The warbler, in particular, nests in heavily overgrown undisturbed juniper, oak and cedar. The explosion in numbers, Carothers said, ought to give the region more latitude to use controlled burns to control brush, known as “fire control” or “fire management.” Such work requires federal permits, he said. Neither the city nor Travis County has those.
“Climate change is coming. Things are drying out. It’s going to get worse,” Carothers, originally based in Arizona, told the commission. “We’ve got a lot of dead fuel in the ground. I’m coming from a place where I see these dead fuels spreading into horrible fires.”
Fire officials, including Fire Chief Rhoda Mae Kerr, were on hand for the hearing. Levy asked fire officials, especially those putting the area’s strategic wildfire management plan together, to consider burn permits as part of the region’s strategy. Such an effort would be help to minimize fire danger.

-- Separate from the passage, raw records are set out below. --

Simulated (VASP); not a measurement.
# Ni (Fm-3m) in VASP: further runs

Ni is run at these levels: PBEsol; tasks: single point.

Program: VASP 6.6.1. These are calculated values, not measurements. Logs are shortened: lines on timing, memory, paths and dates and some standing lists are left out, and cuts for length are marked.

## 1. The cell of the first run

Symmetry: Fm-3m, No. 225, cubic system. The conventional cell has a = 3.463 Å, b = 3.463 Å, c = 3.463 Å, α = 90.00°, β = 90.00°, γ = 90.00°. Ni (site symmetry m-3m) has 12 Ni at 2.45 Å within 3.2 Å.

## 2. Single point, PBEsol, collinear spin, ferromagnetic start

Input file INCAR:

Austin’s fire department has been training, off and on, since 2004 to contain a major fire in the western areas of Travis County. That was put to the test with the Oak Hill fire a year ago, which was limited to destroying only 11 homes.
Lt. Randy Denzer, who focuses on wild land training for the Austin Fire Department, called the 100-acre Pinnacle fire the first true test of Austin’s ability to address what he called “an urban interface fire.”
“It was a turning point in our training for wild fires,” Denzer said. “We had a lot of theories and practices, but we didn’t have a fire to put them to use.”
Procedures and policies were overhauled to meet wildfire demands. Command-level staff was trained to handle urban wild fire situations. A partnership was fostered with the water utility to handle prescribed burns. All of it was a huge change for the fire department, Denzer said.
“The training and those policies were shown in the success of the Pinnacle fire,” Denzer said. “Everything put into the effort, time and energy actually paid off. It’s never great when you lose houses, but we were getting calls from all over the country after that fire, asking for our wild land urban interface policies.”
Fire department officials appeared to take extensive notes during the meeting. In closing remarks, AFD Chief of Staff Harry Evans outlined a lengthy list of training, equipment and efforts intended to keep the region safe during wildfire season.